I'm in the middle of reading the 5-3 Supreme Court decision blowing away the White House's argument for extra-legal military trials. The Washington Post gives an overview of the Hamdan v. Rumsfeld decision written by Justice Stevens. It essentially supports District Judge Floyd's stinging decision in March 2005.
Jurist has a round-up as well that they are updating. One may recall that the oral argument didn't go well for the Solicitor General.
The full decision is up at FindLaw, already.
I haven't finished it, but this sentence stands out.
The military commission at issue is not expressly authorized by any congressional Act. Quirin held that Congress had, through Article of War 15, sanctioned the use of military commissions to try offenders or offenses against the law of war.
It clearly and simply repudiates all of the administration's attempts to read into Article II the plenary authority to try, convict, and kill people. Commander-in-Chief authority is one thing; being above the law is quite another. In fact, the Supreme Court essentially calls "Bullshit!" on President Bush:
Contrary to the Government's assertion, even Quirin did not view that authorization as a sweeping mandate for the President to invoke military commissions whenever he deems them necessary. Rather, Quirin recognized that Congress had simply preserved what power, under the Constitution and the common law of war, the President already had to convene military commissions--with the express condition that he and those under his command comply with the law of war . . . . Neither the AUMF nor the DTA can be read to provide specific, overriding authorization for the commission convened to try Hamdan. Assuming the AUMF activated the President's war powers . . . and that those powers include authority to convene military commissions in appropriate circumstances . . . there is nothing in the AUMF's text or legislative history even hinting that Congress intended to expand or alter the authorization set forth in UCMJ Art. 21.

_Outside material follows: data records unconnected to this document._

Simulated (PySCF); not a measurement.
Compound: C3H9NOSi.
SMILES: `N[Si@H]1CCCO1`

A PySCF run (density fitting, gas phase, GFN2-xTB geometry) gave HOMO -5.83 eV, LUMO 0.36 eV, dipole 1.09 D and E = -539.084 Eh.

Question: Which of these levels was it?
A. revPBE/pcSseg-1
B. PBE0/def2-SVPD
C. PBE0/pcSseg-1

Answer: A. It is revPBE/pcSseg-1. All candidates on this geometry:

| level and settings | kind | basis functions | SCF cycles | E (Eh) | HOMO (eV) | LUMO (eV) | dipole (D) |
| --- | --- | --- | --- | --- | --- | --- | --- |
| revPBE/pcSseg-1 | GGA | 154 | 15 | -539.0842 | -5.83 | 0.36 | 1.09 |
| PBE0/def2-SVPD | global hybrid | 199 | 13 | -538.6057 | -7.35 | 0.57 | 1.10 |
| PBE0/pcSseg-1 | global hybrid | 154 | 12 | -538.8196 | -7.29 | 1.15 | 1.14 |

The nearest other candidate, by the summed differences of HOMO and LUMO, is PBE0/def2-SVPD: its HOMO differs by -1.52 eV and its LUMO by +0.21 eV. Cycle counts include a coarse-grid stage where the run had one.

After the second inauguration, I wrote a long screed that included a similar reading of Ex Parte Quirin in a critique of the Bush Administration's inherent powers rhetoric:
The pseudo-judicial authority of the president over combatants--i.e., the Guantanamo trials--is one product of this attitude. Much has been made of Ex Parte Quirin, for instance, which supposedly legitimated the president's military trials of terrorist suspects. That ignores, however, Congress' express authority in Article I, section 8, clauses 10 & 11 of the Constitution to authorize a President to conduct such trials, which is what that decision hinged on. There is nothing presidentially inherent about it; it is an express power of Congress.
It is time that Congress asserts its own war powers, and establishes a legal framework to deal with GWOT prisoners. There is no reason that a robust, effective fight against terrorism has to be done outside of the Constitution. Let's give the Framers a little more credit. Previously, I wrote last July:
The president has resisted any effort to bring the conduct of war under Congress' purview, even the domestic capture of an American citizen by civilian authorities. This means there are gaping legal holes in the American system in the absence of legislation clarifying when and how captured enemies can be held. That's my beef. Pass a law permitting the president to detain indefinitely American members of al-Qaeda. Subject it to Congressional review or even some kind of quasi-judicial mechanism. But this argument for absolute presidential war power authority is bogus and the judiciary is right to blow it out of the water.
So what to do, given Congress's apparent duty in time of war? Targeted suspension of habeas corpus is appropriate, with some framework for a trial, but that it is a congressional perogative, not an executive one. It is one held by the Congress, and can only be expressly delegated. In doing so, Congress can build in conditions that assures this grasping president doesn't blow it.